Every use of AI requires massive amounts of data, meaning as AI has surged, companies have been building more and more data centers across the country. Those data centers also require lots of energy to operate, and that means they could soon require more energy than what’s available on the grid.
If AI’s energy demand outstrips electricity supplies, that has real impacts for Americans—like a higher risk of electricity outages, and higher energy costs. By 2029, consumers and small businesses could see their electricity bills increase 70% because of surging energy demand from AI data centers, according to a new report by the Jack Kemp Foundation, a Washington, D.C. think tank created by former Republican Representative Jack Kemp.
That means consumers will bear the brunt of AI’s increasing energy use, says Ike Brannon, coauthor of the study and a senior fellow at the Jack Kemp Foundation. This is already beginning to play out in Northern Virginia, which currently has the highest concentration of data centers in the world. In Virginia, data centers could use almost half of the state’s total electricity by 2030.
The surge of data centers in Northern Virginia—driven by the federal government and national security agencies—is already leading to utility increases. “We haven’t really increased [energy] supply all that much around here, but demand is going up,” Brannon says. In the areas of the state served by utility company Dominion Energy, one price metric for peak demands in 2025 increased from $29 to $444 per megawatt-day.
Without ways to increase the energy supply—like by building new power plants or more transmission lines—Bannon says the only way to deal with the demand is through price increases. Usually, electricity demand surges over only a few hours, like when people come home from work and turn their lights and TVs on. “But because the demand from AI is constant—these data centers run 24/7, demand doesn’t cease—the peaks and valleys you normally see across the 24 hours of a day, they’re getting narrower and narrower,” he says. “There’s just less capacity in the system.”
The Jack Kemp Foundation’s report uses Northern Virginia as a case study for this issue, since it has such a high concentration of data centers—nearly 300 across a few counties and more in the works. But that state isn’t alone; regions across the Mid-Atlantic, South Carolina, and even Oregon are beginning to face this issue. Monthly residential bills for households served by transmission company PMJ in Maryland, Ohio, West Virginia, and more are already expected to increase between 11% to 19% starting in June. (Average increases are around 2%.)

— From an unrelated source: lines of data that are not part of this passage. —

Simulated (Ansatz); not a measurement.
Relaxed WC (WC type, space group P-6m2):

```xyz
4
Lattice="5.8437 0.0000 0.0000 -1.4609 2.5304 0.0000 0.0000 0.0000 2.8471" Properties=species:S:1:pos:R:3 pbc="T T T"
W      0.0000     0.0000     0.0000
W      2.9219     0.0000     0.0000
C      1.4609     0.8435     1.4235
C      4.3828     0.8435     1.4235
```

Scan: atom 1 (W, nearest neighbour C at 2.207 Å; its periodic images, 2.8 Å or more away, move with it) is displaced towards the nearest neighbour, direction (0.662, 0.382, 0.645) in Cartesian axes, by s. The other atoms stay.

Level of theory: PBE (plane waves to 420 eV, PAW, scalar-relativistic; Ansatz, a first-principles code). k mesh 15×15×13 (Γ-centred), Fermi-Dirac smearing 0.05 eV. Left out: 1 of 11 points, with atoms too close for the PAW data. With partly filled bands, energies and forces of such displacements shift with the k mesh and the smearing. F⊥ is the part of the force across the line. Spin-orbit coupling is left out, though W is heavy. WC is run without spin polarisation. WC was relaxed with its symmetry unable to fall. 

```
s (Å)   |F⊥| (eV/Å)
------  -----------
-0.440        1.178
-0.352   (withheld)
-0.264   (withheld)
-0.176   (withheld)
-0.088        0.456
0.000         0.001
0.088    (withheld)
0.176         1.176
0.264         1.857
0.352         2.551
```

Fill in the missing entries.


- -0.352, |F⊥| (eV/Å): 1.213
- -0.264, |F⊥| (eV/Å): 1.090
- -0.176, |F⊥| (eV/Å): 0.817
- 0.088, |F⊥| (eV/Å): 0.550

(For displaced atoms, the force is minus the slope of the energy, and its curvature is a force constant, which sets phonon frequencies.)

The report suggests a few policy actions, including limiting the subsidies these data centers get from local governments; encouraging data centers to be more energy efficient, and charging higher fees for AI data centers so they bear the additional costs of the energy they consume, rather than passing that cost on to customers.
Bannon also points to the need for more power plants, and says efforts to stop new energy sources, including nuclear plants, hinders a region’s ability to meet this increased demand. In Pennsylvania, a unit of the Three Mile Island nuclear power plant is set to be restarted in order to power Microsoft’s data centers; while nuclear fuel doesn’t create greenhouse gas emissions, some experts say there are still risks concerning nuclear waste, and that there are other clean energy options that can be prioritized.
There’s also the issue of transmission infrastructure. The country’s outdated power grid is already nearing a crisis point, and increased energy consumption from AI could exacerbate that issue. The report emphasizes the need to ease permitting for electricity generation and transmission infrastructure, in order to update the grid.